Dr. Enrico Pirotta, who studied for his PhD at the University of Aberdeen, received the RSPB Conservation Science Award for an outstanding PhD at a ceremony at the Zoological Society of London last night (Thursday, May 26).
The award for an outstanding PhD thesis is open to postgraduates who have been awarded a PhD in any area of conservation science at a UK university within the last two years. Students are nominated by their academic departments, and a winner is selected by a team of scientists at the RSPB.
Dr Pirotta’s thesis looked at the potential consequences of expanding human activities at sea on marine life. For long-lived marine mammals it is hard to detect effects at a population level. Therefore, although European legislation calls for the protection of the conservation status of populations of these animals, we are often limited to observing only short-term changes in behaviour, the significance of which is unknown. In the context of an international effort to address such problems led by Prof. John Harwood (University of St Andrews), Dr Pirotta worked with Dr. David Lusseau and Prof. Paul Thompson at the University of Aberdeen to develop a modelling tool that can help to bridge this gap for the population of bottlenose dolphins ranging along the North-East coast of Scotland.
All his PhD thesis chapters are already published and over the past three years, Enrico has produced seven articles in top-tier journals directly linked to his thesis and seven in collaboration with others, using his analytical skills to help make an impact to better our ability to understand our impacts on the marine environment.
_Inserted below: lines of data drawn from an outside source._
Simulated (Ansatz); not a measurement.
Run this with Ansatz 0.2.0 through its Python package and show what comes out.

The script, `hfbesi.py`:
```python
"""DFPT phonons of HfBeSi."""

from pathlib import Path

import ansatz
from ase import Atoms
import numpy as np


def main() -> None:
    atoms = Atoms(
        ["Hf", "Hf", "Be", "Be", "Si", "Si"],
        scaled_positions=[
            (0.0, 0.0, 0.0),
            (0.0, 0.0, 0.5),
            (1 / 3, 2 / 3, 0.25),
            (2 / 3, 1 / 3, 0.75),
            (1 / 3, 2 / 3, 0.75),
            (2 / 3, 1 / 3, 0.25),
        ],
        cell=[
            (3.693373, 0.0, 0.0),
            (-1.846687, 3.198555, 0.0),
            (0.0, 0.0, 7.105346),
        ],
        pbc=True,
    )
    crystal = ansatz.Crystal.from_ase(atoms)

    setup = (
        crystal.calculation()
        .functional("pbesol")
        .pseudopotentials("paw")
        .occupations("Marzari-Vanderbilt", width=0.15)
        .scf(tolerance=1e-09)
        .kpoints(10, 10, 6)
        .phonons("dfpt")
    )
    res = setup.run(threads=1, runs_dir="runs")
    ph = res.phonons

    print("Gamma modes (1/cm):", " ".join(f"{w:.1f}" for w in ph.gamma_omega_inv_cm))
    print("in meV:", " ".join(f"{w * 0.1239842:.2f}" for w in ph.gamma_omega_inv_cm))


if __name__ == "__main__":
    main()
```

Dr Pirotta said: “I am extremely honoured to receive this award. With my work as a researcher I hope to contribute to the understanding and the preservation of the natural world. The achievements of RSPB in the field of conservation have always been a source of inspiration for me, and this award is an important encouragement to continue along this challenging path.
“The completion of my PhD would not have been possible without the invaluable support of my supervisors, Dr. David Lusseau, Professor Paul Thompson and Professor John Harwood, and of many excellent colleagues and friends that I have met along the way. I would like to express my deepest gratitude to them, and to RSPB for this exciting recognition of my work.”
Dr. David Lusseau, who supervised Dr Pirotta’s PhD added: “Enrico’s work has had momentous impact, transforming the way regulators can appraise the impact new developments might have on long-lived, slow reproducing species such as cetaceans. In the short time of his PhD thesis, Enrico has made an impact in the UK, helping the Scottish government with tourism management, coastal urbanisation management, and marine renewable management. His innovative work is already being applied abroad to aid in difficult marine activity management cases.”
Dr Pirotta joined the University of Aberdeen in 2012 after receiving a MASTS Prize studentship from the Marine Alliance for Science and Technology for Scotland.
Enrico has now taken up a postdoctoral researcher position with Pr. Leslie New at Washington State University working on the investigation of the cumulative impacts of human disturbances on blue whales and elephant seals.